Rebecca McMorran is a Senior Transport Analyst, Transport Strategy Team at the Wellington City Council
- Qualification and GIS component: PGDipGIS at Victoria University of Wellington and Bachelor Applied Economics at Massey University (Palmerston North)
Tertiary Institutes: Victoria University of Wellington and Massey University (Palmerston North)
Why have you chosen to study GIS?
I chose to study GIS after using mapping software at work to interpret and visualize statistical based spatial data. After a couple of software training courses I was hooked and choose to enrol in the PGDipGIS programme at Victoria University of Wellington to broaden my knowledge in the GIS field and learn about the other exciting areas within GIS.
How important is GIS for your future career options, and why?
Deciding to study GIS was not just for interest. Knowledge of GIS systems and the ability to analyse data in a spatial context is a very sought after skill, in a fast-growing field. The combination of theory, geoinformation processing skills, and spatial analysis techniques offered through the varied range of GIS papers at Vic will enable me to build on my economics background and utilize both skill sets to advance my career interests in analysing land use change and environmental modelling.
How has studying GIS shaped your career goals?

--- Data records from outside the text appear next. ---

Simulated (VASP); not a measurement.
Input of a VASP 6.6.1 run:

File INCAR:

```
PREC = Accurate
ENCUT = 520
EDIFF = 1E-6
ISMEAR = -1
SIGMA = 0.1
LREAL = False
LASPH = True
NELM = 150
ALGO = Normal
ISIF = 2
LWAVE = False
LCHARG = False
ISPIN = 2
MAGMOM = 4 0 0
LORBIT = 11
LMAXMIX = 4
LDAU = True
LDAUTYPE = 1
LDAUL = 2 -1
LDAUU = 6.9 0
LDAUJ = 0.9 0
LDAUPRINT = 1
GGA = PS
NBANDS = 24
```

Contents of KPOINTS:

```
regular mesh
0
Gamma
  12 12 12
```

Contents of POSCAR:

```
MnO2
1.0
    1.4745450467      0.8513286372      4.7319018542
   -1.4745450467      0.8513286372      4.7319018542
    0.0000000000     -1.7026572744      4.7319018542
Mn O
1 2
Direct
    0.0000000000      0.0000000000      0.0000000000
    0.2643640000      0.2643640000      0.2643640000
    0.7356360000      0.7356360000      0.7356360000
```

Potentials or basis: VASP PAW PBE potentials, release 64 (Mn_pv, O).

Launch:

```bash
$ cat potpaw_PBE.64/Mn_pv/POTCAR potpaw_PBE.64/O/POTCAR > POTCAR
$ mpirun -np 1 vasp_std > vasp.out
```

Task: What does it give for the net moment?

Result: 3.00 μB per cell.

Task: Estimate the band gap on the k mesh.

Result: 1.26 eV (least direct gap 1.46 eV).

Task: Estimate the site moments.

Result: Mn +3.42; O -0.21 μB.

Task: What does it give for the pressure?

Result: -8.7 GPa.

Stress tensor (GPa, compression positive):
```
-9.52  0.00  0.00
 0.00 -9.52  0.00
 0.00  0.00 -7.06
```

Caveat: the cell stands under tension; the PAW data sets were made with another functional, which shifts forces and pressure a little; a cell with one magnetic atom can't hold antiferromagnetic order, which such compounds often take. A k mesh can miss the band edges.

Studying GIS has helped me realise the many practical applications it can be used for. It’s not just about geography and maps. GIS enables you to capture, measure and visualize changes and relationships across space for many different industries.
What advice would you give to future students considering adding a GIS component to their studies?
Do it! Not only is GIS exciting and interesting, it’s cool (what’s not to like about maps, satellite imagery and drones). GIS skills can be applied over a wide range of vocations and will be undeniably useful in today’s society where online maps and data visualization are part of people’s everyday activities.